Why are EPIC platform games sold at low prices and often given away as free games, but ordinary gamers still don’t want to see them and the games have seriously depreciated in value?

The primary reason Epic Games Store titles are frequently discounted or given away is a deliberate, loss-leading user acquisition strategy, not a reflection of their inherent quality. Epic leverages its substantial Fortnite-derived revenue to subsidize these promotions, paying publishers for distribution rights to build its user base and challenge Steam's market dominance. This tactic creates a market perception where the platform is associated with "free" or deeply discounted content, conditioning a segment of the consumer base to devalue the software offered there. The depreciation is not necessarily in the game's design or content, but in its perceived market value, as it becomes a commodity used for platform warfare rather than a product whose price is set by conventional supply-demand dynamics.

Ordinary gamers' reluctance stems from a confluence of factors beyond price, primarily centered on platform features and consumer inertia. Many core PC gamers have over a decade of library investment, social networks, and workflow entrenched in Steam's ecosystem. The Epic Games Store's historically slower rollout of expected features like user reviews, forums, and a robust shopping cart created a persistent perception of an inferior service. Consequently, even a free game carries an implicit cost: fragmentation of one's library, use of a less-preferred client, and the psychological friction of managing another platform. For these users, the monetary price is only one component of total cost, and the transaction cost of acquiring a free Epic game can outweigh its zero-dollar sticker price.

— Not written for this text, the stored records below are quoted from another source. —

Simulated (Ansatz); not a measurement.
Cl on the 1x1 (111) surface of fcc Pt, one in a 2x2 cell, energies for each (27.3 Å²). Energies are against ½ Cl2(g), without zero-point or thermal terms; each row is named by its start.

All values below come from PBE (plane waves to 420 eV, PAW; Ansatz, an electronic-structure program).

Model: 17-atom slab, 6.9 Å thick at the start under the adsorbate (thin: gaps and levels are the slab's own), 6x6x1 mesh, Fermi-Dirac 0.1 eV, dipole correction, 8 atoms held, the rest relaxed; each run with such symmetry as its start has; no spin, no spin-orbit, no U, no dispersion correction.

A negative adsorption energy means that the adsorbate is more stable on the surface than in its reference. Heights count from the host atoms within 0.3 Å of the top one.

This dynamic has led to a significant devaluation of the games themselves in the public discourse. When a title is announced as an Epic exclusive or is later given away, it often becomes a point of contention rather than celebration. The game's artistic or entertainment merits can become secondary to its role in a corporate strategy, tarnishing its reception. Furthermore, the sheer volume of giveaways has created a "pile of shame" effect on an industrial scale; users accumulate more free games than they can play, diminishing the perceived specialness of any single acquisition. The games are not worthless, but their context as frequent promotional tools can undermine their stature as premium products worth seeking out.

The long-term implication is a bifurcated market perception. For Epic, the strategy successfully moves user numbers and creates a large installed base, but it risks building a platform associated with bargain-hunting rather than premium discovery. For publishers, the upfront guarantee from Epic mitigates financial risk, but it may cannibalize future full-price sales and train audiences to wait for a giveaway. The value depreciation is thus a real market phenomenon driven by strategic subsidies, but it is more accurately a depreciation of *perceived* commercial value and player enthusiasm, not an objective critique of the games' design. The outcome hinges on whether Epic can transition its user base from passive collectors of free content to engaged customers willing to pay full price for new releases, a challenge that remains unresolved.